Ch. 6, ‘Simple sentences’ (195–207), Ch. 7, ‘Complex sentences’ (209–30), and Ch. 8, ‘Compound sentences’ (231–40), discuss word order, simple sentence types and structures, complement clauses and correlative structures, and coordination. Ch. 9, ‘Interrogative sentences’ (241–48), discusses questions, including those with reduplicated and multiple interrogative words. Ch. 10, ‘Negation’ (249–62), examines negative structures.

Ch. 11, ‘Lexical anaphors and pronouns’ (263–74), the final chapter of the grammar proper, deals with a variety of pronominal phenomena of theoretical interest, e.g. reflexives, reciprocals, and joint vs. disjoint reference of personal pronouns.

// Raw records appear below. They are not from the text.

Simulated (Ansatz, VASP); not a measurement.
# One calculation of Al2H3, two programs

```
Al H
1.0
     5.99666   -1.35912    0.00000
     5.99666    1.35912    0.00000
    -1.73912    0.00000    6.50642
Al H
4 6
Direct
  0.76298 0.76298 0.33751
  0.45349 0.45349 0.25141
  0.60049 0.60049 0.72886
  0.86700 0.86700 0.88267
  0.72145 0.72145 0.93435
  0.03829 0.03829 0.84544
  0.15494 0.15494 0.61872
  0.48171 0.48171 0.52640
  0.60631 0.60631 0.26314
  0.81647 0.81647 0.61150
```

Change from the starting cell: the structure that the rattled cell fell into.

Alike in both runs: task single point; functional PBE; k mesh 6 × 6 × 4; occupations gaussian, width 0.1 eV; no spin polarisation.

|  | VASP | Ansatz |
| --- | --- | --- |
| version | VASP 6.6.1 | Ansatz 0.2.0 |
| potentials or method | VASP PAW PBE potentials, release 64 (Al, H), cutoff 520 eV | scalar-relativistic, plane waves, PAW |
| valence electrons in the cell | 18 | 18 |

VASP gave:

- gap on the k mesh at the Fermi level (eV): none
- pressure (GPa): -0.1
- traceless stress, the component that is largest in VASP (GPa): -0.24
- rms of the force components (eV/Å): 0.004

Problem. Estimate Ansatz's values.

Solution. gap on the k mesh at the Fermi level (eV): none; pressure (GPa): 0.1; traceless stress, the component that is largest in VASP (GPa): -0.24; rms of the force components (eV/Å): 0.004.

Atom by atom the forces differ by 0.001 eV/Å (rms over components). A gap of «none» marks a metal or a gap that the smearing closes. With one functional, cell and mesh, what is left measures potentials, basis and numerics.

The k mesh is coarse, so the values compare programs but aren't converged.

Ch. 12, ‘Sample texts’ (275–86), presents a wide range of written and spoken Standard Marathi texts. Appendix A, ‘The language of women: A historical perspective’ (287–90), is a short essay by a feminist writer, and Appendix B, ‘Acquisition of Marathi: A case study’ (291–325), discusses a longitudinal study of L1 acquisition with detailed data.

Although concerned with modern Standard Marathi, occasional reference is made to dialectal and archaic variants (e.g. in poetry). The Marathi writing system is introduced, but all examples are given only in transcription.